What is corpus compilation?

Each user corpus has to be compiled before it can be used. A corpus can be copiled again with new settings at any moment and as many times as required.

Compilation involves applying several tools that process the corpus data so that the complete Sketch Engine functionality is available. It involves the computation of Word Sketches, thesaurus, n-grams and trends. It also processes the metadata in the corpus or new metadata which the user may have added using the document annotation tool.

Some other tools may be applied to specific languages or special-use corpora.

Recompile a corpus

A corpus has to be recompiled each time new data are added or new functionality is to be made available, for example, new word sketch grammar or term grammar should be applied to the data.

When new texts are added to the corpus or deleted from the corpus, the change will not be reflected in search results unless the corpus is recompiled.

How to (re-)compile a corpus

A user corpus created from the web (WebBootCaT) is compiled automatically. Sometimes, however, it might be necessary to start compilation manually.

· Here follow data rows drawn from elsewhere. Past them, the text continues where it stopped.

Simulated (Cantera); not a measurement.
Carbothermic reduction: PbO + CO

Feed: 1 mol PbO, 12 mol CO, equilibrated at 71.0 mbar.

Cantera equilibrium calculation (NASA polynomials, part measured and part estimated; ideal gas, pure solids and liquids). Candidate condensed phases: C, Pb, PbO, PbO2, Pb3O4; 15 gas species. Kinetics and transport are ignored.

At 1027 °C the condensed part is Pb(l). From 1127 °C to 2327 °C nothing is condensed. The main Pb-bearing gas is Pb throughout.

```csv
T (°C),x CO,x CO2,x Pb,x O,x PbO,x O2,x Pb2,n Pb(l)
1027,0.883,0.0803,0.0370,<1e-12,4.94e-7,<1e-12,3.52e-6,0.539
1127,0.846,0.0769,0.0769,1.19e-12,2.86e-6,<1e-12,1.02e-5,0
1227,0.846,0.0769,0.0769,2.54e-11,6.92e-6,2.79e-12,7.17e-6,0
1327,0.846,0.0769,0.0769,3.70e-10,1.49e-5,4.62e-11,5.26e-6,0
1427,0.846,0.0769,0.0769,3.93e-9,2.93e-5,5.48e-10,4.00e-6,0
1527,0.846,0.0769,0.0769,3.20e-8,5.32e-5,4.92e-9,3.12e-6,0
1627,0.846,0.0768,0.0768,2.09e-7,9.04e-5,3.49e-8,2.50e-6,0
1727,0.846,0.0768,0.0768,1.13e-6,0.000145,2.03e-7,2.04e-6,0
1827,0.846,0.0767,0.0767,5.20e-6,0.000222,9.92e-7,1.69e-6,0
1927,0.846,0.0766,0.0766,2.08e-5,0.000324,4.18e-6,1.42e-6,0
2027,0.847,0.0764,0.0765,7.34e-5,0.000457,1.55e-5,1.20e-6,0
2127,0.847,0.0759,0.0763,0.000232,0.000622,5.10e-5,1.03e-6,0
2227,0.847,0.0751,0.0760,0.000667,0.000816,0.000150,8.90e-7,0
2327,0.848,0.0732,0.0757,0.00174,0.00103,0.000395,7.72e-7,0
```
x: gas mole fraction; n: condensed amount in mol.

A corpus created by uploading files has to be compiled manually.

Follow these steps:

  • select the corpus
  • go to the dashboard dashboard
  • click Compile build
  • (optional, for advanced users) use Expert settings to set the compilation parameters, use the tooltips in the interface to learn about the settings
  • click COMPILE

  • you might also be invited to upgrade your corpus at this point to bring in new functionality, upgrading will trigger compilation automatically
  • click Compile to start compiling the corpus